A prototype electronic bike from Karmic Bikes, designed in Autodesk Fusion 360 software.

A prototype electronic bike from Karmic Bikes, designed in Autodesk Fusion 360 software.

Karmic Bikes founder Hong Quan's hand-drawn sketches for early concepts.

Karmic Bikes founder Hong Quan’s hand-drawn sketches for early concepts.

Some people collects garden gnomes and Star Trek figurines. Hong Quan collects bikes. At last count, he has 15.

“I’ve been a cyclist for nearly two decades now, started off when I was in college as part of a biking team,” he said. “I’ve probably owned and ridden more than 100 bikes during that time.”

At age seven, Hong inherited his sister’s bike, a white-colored Schwinn. “That bike meant a lot to me,” he said. It meant the freedom to travel beyond a two-block radius from his home.

Hong, an immigrant from Vietnam who once worked on Wall Street, seeks to develop and market an electric bike that he said would “give you that same sense of exhilaration and joy.” That experience eludes most ebikes in the market today because, Hong observed, “They get too focused on the specs — range, power, distance. I love numbers as a bike nerd, and I do geek out on all the mechanical details, but when I’m riding, I don’t care about these numbers.” A great bike, he said, makes you forget you’re riding it, because it feels more like flying.

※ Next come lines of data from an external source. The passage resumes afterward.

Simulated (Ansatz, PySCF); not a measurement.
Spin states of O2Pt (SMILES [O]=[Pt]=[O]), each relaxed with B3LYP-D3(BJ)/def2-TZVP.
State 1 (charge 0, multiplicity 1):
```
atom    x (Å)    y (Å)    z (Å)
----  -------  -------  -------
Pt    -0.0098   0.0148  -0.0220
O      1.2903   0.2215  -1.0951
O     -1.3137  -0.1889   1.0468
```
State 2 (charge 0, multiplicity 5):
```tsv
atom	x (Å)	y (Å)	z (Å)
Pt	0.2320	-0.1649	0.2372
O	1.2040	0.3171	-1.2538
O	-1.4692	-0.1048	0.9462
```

Hong is setting up shop under the name Karmic Bikes in Palo Alto, California, a city that has a $25 million bike boulevards program. Launching a business in the Bay Area, one of the most expensive places to live and work in the U.S., is not for the faint-hearted, but at least Hong’s design software comes free of charge.

Free Software for Startups

As a startup, Karmic Bikes qualifies to receive free licenses of Autodesk Fusion 360, the cloud-hosted software with mechanical CAD (some of the technology previously marketed as Inventor Fusion) and workgroup-level data management functions.

“We only have limited capacity for machine shop. Building and digitally prototyping things in 3D is whole lot cheaper than building physical prototypes in the shop,” Hong said. By his own admission, Hong is “the least technical person” in the team. He said, “even I can learn the software.”

The cloud-hosted platform (which uses a lightweight client to operate the CAD program) makes it easy for Hong and his California-based team to share ideas and collaborate with their manufacturing partner, based in Taiwan. Hong usually conducts these meetings over a Comcast cable internet connection with no hiccups.

“Since it’s online, I can actually make a change from my end, and it’s reflected right away overseas in a browser,” Hong remarked. “Sometimes they make changes because the design is difficult to manufacture, and we see them right away, so we can approve or reject them. It’s as if we have the people from Taiwan right there in our room.”

The Driving Force

If someone asks what is the core technology of Karmic Bikes, Hong would promptly answer, “It’s our patented battery.”

The electric battery is designed by Neal Saiki, a former NASA aerodynamic researcher. Neal went on to found Zero Motorcycles and NTS Works. In a sense, the battery used by Karmic Bikes is a direct descendent of the one that powers Zero Motorcycles.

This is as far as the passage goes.